Pyongyang thinks the "end of war declaration is a foothold, the first step in the denuclearization process," says Cheong Seong-Chang, vice president of research planning at the Sejong Institute, a Seoul think tank, and an occasional adviser to the Moon government. "[Denuclearization] with no safety measures in place would be tantamount to getting stark naked at the negotiation table with the U.S."

Diplomatically, this is a heavy lift. It means both sides have to agree on what they call sequencing—who's going to do what first, and when, on a whole host of issues. Any formal peace treaty would inevitably end up involving the Chinese, who lost tens of thousands of troops in the Korean War. Skeptics of the process both in and out of the Trump administration worry that Beijing and Pyongyang could insist that any formal treaty and a normalization of relations means the U.S. has to pull its 28,000 troops out of the South.

That would be a deal-killer for Washington. But the South doesn't necessarily believe that Kim would insist on it. "If the U.S. and North Korea make a prior agreement that [denuclearization and]…the U.S. troop presence are entirely unrelated matters, then there would be no problem later," says Cheong. And the South Korean envoy, Chung Eun-yong, says Kim addressed the issue directly in their September 5 meeting: "A [formal] end of war declaration does not have anything to do with the weakening of the U.S.–South Korean alliance or the withdrawal of troops, does it," he quoted Kim as asking. In other words, according to Chung, the troops needn't necessarily go.
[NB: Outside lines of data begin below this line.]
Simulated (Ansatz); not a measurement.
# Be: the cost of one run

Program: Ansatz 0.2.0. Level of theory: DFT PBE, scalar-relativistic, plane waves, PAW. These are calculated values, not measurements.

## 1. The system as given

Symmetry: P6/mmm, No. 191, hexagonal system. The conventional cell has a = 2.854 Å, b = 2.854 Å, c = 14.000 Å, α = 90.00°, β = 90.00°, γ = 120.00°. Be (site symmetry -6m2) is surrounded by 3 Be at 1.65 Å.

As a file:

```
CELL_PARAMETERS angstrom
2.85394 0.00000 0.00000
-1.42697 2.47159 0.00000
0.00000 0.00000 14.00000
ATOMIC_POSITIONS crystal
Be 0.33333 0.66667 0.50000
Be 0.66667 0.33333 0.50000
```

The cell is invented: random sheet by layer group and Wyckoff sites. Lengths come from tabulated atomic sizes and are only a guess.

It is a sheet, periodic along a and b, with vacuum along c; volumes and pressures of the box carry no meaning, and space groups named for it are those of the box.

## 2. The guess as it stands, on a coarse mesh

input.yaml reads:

A senior South Korean diplomat says that Seoul well understands the nervousness in Washington that surrounds nearly everything that Donald Trump does; that it would be "much easier" to go back to containment and deterrence when it comes to the North, and not reach for "a big deal." Officials there get the Washington consensus on Kim: Like his father, he's simply buying time and hoping to gain some economic benefits while pretending to negotiate.

Seoul is banking that wisdom is wrong. And it's pushing Trump to do what he claims to do best: make a deal.